And, thus much, for the Proposition in the text, you are not your own, but God's.
II. The next thing to be considered is the REASON: For you are bought with a price.
The force of this reason I have already shown you. I shall only now consider it absolutely, as it is in itself.
In these words is held forth unto us the great mystery of the Gospel, our redemption by Jesus Christ. I shall not treat of it in that latitude, that a full and complete handling of this subject would require; but confine myself to speak more briefly only to these few heads.
What this price of our redemption is.
To whom this price was paid, and of whom we were bought.
How the payment of a price can be consistent with the free mercy and grace of God in saving us.
What it is, that we are by this price redeemed from.
i. Let us consider WHAT THIS PRICE IS, WHICH IS PAID DOWN FOR OUR REDEMPTION.
And that is a price infinitely inestimable, consisting in all those dolorous sorrows and sufferings that our Lord Christ underwent in the days of his flesh, when it pleased the Lord to bruise him. In his nativity and circumcision, was this rich treasury first opened; which was never afterwards shut, until he paid out to the very last farthing, the very last drop of his most precious blood, as a full and satisfactory price of our redemption. But, though the whole course of his humiliation and abasement was part of this price which he paid; yet, because the chief and greatest sum of it was told down to God in his death and last passion, and all his other sorrows and sufferings were completed in this, therefore the Scripture does principally ascribe our redemption to the blood of Christ. So, 1 Peter 1:18, 19. You were not redeemed with corruptible things, as silver and gold.… But with the precious blood of Christ. His soul was made an offering for sin: Isaiah 53:10. The blood of Jesus Christ.… cleanses us from all sin: 1 John 1:7. and many other places to the same import. Now the blood and death of Christ, and all other parts of his exinanition, carried in them a sufficient, yes a redundant value, to expiate the sins of the whole world; from the infinite virtue of the hypostatic union of the divine with the human nature, whereby his blood became the blood of God; his sufferings, the abasement and humiliation of God: and this made it a price, not only equivalent unto, but infinitely surpassing and outbidding the purchase, for which it was offered.

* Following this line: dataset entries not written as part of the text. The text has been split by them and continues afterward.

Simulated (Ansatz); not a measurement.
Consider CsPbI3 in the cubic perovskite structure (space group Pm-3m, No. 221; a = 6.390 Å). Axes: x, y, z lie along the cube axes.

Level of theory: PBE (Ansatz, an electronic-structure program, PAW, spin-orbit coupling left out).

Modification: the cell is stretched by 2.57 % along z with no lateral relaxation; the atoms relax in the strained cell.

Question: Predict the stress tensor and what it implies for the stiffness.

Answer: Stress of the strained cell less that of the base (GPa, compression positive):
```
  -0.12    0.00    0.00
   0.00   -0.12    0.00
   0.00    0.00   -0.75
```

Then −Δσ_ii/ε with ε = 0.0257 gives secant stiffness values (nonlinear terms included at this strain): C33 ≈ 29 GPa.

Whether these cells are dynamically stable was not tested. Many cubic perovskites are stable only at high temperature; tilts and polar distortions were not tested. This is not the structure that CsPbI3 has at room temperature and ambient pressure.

ii. Let us consider, TO WHOM THIS PRICE WAS PAID; and that is to our great creditor, God.
The Socinians, on purpose to undermine this fundamental doctrine of Christ's satisfaction, tell us, that, if we are redeemed by a price in this strict and proper sense, that price must then be paid into the hands of Satan, because we are in bondage under him: but this is as weak, as it is impious: for, indeed, Satan is not our creditor; we owe him nothing, but hatred and aversion: neither is any man, that is kept in ward for crimes or debts, properly said to be his jailor's prisoner, but the king's or the creditor's; so, though we are naturally in bondage under Satan, yet he is but our jailor: we are not his prisoners; but God's, who is both our sovereign, and our creditor. And therefore the price is not to be paid to him, by whom we are detained: but to him, by whose authority or by whose suit we are detained; and that is, the justice of God: and therefore Christ, by satisfying the justice of God, releases us from under the power of Satan. We are under a twofold bondage to the Devil: the one moral, by our sins and vices, doing his work and toiling in his drudgery; and thus we are his slaves: the other legal, by the guilt of sin binding us over and making us liable unto his plagues and torments. Christ has redeemed us from both: improperly, from the former; by the power of his grace breaking asunder our chains and fetters in our conversion, and so setting us free from the service of sin and the Devil: most properly, from the latter; by the infinite virtue of his merits ransoming us from that death, and woe, and wrath, to which we stood exposed, and which else the Devil would have inflicted upon us, as being the great minister and executioner of divine vengeance. Now we are not properly redeemed from our moral bondage, our slavery to sin and Satan, but conquered: therefore no price was paid to him, under whose vassalage we were held. But we are properly redeemed from our legal bondage; from our liableness to eternal death and sufferings: yet the price ought not to be paid to Satan, but unto God, whose minister and executioner Satan is.
And this is in answer to the Second Inquiry.
iii. The Third general Inquiry is, HOW THE PAYMENT OF A FULL AND SATISFACTORY PRICE CAN BE CONSISTENT WITH THE FREE GRACE AND MERCY OF GOD IN SAVING US.
For the Scripture speaks so much of God's mercy and free grace in saving sinners, that some have thought it very difficult to reconcile those expressions with the notion of a price of redemption, properly so called. The chief sense in which grace is said to be free, is, that it gratuitously confers upon us the benefits of our redemption without merit or desert. If then these be merited, if an equal price be paid down for them, what becomes of all those magnificent exaltations of free grace, which the Scripture seems so much to glory in? I, even I am he, that blots out your transgressions for my name's sake: By grace are you saved, etc. Certainly, what is so dearly bought and purchased as by the blood of Jesus Christ, cannot be said to be a free and gratuitous gift.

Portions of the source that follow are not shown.